NEW ORLEANS -- Six weeks ago, an audit painted a dismal financial picture of the New Orleans Regional Business Park, a public agency designed to lure new business to eastern New Orleans.
In response to the annual audit, Executive Director Joseph Shorter III admitted the agency was balancing on a cliff.
Now it appears to have fallen over the edge.
Shorter was fired by the agency’s board earlier this month. Days later, his assistant Allison Richards quit.
The departures came at about the same time as the resignation of Brian Egana, chairman of the volunteer board of directors that already was suffering from political disinterest. Only eight of the board’s 12 seats were filled when Egana left.
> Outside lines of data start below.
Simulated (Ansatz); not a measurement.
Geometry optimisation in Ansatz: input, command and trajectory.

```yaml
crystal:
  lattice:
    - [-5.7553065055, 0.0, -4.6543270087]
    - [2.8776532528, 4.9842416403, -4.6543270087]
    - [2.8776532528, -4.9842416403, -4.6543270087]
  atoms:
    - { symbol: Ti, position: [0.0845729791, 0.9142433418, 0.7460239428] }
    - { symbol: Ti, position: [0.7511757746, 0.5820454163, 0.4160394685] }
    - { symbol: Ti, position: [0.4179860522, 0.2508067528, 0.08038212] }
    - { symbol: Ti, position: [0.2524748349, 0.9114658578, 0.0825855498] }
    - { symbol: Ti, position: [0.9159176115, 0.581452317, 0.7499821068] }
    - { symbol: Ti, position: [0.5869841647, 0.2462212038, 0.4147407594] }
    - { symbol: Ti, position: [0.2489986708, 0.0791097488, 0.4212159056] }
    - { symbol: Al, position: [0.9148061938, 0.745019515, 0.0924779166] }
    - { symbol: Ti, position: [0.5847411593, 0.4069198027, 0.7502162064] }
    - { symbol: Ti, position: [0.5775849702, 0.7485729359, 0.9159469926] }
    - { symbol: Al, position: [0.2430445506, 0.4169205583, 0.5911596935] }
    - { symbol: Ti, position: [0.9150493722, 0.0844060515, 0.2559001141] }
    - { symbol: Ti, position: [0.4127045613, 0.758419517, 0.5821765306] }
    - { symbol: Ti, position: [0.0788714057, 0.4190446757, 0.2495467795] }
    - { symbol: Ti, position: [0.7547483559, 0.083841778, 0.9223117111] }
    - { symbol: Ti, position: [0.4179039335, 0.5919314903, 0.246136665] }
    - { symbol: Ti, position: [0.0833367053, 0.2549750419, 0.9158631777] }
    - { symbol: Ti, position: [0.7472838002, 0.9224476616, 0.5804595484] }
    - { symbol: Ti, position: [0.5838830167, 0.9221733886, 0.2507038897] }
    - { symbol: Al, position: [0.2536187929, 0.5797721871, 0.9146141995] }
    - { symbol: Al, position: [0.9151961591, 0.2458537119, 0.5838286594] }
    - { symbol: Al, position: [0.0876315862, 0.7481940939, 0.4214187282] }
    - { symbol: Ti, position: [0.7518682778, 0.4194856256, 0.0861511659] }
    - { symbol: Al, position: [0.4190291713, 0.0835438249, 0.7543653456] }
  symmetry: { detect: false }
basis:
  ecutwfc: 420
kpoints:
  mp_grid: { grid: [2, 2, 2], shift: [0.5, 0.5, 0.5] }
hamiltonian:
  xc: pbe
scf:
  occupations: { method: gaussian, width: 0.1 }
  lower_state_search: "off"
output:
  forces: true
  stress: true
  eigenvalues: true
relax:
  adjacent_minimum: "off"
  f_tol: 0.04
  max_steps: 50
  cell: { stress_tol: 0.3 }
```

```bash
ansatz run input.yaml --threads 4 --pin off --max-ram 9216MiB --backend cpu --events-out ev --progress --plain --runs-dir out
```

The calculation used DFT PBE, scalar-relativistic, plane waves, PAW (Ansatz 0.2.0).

The board members are appointed by the New Orleans mayor and several area legislators. Egana had been appointed by state Sen. J.P. Morrell.
Morrell said the meltdown did not take him by surprise.
"When a board has no resources, has no money, and the people on the board aren't getting along,” Morrell said, “that's pretty much the recipe for what you're seeing right now, which is that the board has collapsed under its own weight."
The mass exodus leaves the business park with a single employee: the custodian.
The janitor’s truck was the lone vehicle parked amid a vast lot of empty spaces at the complex this week. He declined an interview, except to say that he still shows up for work every day, tidying up the nearly empty office complex and waiting for word about his – and the park’s – future.
Attempts to contact Shorter and the remaining board members about the recent departures were unsuccessful.
A year ago, Morrell tried to breathe new life into the board by streamlining its operations, but now he says it may be time to pull the plug.
"With the departure of the executive director, with the resignation of the assistant, I would think the only thing you can really do at this point is seriously consider dissolving the board as a whole," he said.
The board oversees a state-owned office building and acres of adjoining land, but collects rent from only a single tenant, a warehouse company.
The park has been unable to attract any new business for the past several years. The Oct. 2 audit showed the agency’s revenues dipping far below projections, even after Shorter cut his salary – and that of his two employees – by 20 percent.
When Shorter came on board two years ago, he inherited an agency that had just lost an election to renew its $220,000 millage after years of scandal and mismanagement.
At the time Shorter was hired, the park had been without a director for two years following the dismissal of his predecessor Roy Mack Sr. over ethics violations.
“It was a ship without a rudder, without an engine. No wonder it floundered," Shorter said in an interview last month when the audit was released.
Now Morrell thinks the park may be on its death bed. He said he will talk to the remaining board members about disbanding and putting the land up for sale.
"It's almost like you've got a board in hospice care,” Morrell said. “All you can do get its affairs in order before it passes."